Skip to content

Hands on Kite: Writing a Crunch Job

Joey Echeverria edited this page Aug 27, 2014 · 4 revisions

In this example, you'll build and run a crunch job that calculates the number of movies released in a given year. This will demonstrate:

  • Using the Kite application parent POM to manage dependencies
  • Using the Kite maven plugin to submit a MR job
  • Opening a dataset with Kite's API

Download the project

Download the maven project tarball and unzip it:

wget  --http-user=kite --http-password=kite http://bits.cloudera.com/c68eb8e4/movies-crunch.tar.gz
tar xzf movies-crunch.tar.gz

Next, look at the contents:

[cloudera@localhost ~]$ tree movies-crunch
movies-crunch
├── pom.xml
└── src
    └── main
        ├── java
        │   └── com
        │       └── cloudera
        │           └── Movies.java
        └── resources
            └── mapred-site.xml

This is is a minimal crunch project:

  • Movies.java is the driver program that defines functions to extract the year from each movie title, group the years, and count them.
  • pom.xml configures maven to build and run the driver program
  • mapred-site.xml sets cluster configuration, like the default FS and the metastore URI

The Maven POM

The pom.xml file uses the Kite app POM as its parent (not a dependency):

  <parent>
    <groupId>org.kitesdk</groupId>
    <artifactId>kite-app-parent-cdh4</artifactId>
    <version>0.15.0</version>
  </parent>

This parent POM configures the project's dependencies for CDH4, including test dependencies and test-jar artifacts. Notice that the only dependency that's listed directly in the POM is hive-exec, which is required for reading from the movies dataset in Hive. It is added to change it from a provided dependency to a compile dependency so that Kite will add it with -libjars when running the job.

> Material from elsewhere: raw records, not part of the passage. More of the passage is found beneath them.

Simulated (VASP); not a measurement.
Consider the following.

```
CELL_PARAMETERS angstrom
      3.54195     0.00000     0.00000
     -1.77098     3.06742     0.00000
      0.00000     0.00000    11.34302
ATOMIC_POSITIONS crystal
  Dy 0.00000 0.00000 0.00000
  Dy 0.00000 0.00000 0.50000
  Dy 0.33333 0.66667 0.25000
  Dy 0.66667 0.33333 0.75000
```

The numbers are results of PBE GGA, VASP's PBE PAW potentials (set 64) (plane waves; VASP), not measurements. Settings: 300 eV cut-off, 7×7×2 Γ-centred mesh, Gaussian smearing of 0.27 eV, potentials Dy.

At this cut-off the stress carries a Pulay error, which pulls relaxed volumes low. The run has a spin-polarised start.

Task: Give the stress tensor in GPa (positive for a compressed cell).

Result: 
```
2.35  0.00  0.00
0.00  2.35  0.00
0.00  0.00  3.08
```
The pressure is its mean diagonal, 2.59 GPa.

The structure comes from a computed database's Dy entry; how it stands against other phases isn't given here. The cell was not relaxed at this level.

The POM also adds the Kite maven plugin, which performs Kite-specific tasks in maven. In this case, you will use it to run the driver program, com.cloudera.Movies, after installing the jar:

cd movies-crunch
mvn clean install
mvn kite:run-tool

The toolClass is already configured in the POM, but could instead be added to the command line with -Dkite.toolClass=com.cloudera.Movies. You can find more information on the Kite maven plugin in the kitesdk.org usage docs and about other tasks it can perform in the goal docs.

Running the tool

If you haven't already, build and run the crunch tool:

mvn clean install run-tool

The job will create a "year_counts" directory in HDFS that you can view:

[cloudera@localhost movies-crunch]$ hdfs dfs -cat year_counts/*
[1926,1]
[1931,3]
[1932,6]
[1933,11]
[1934,20]
[1935,33]
[1936,48]
[1937,67]
[1938,89]
[1939,118]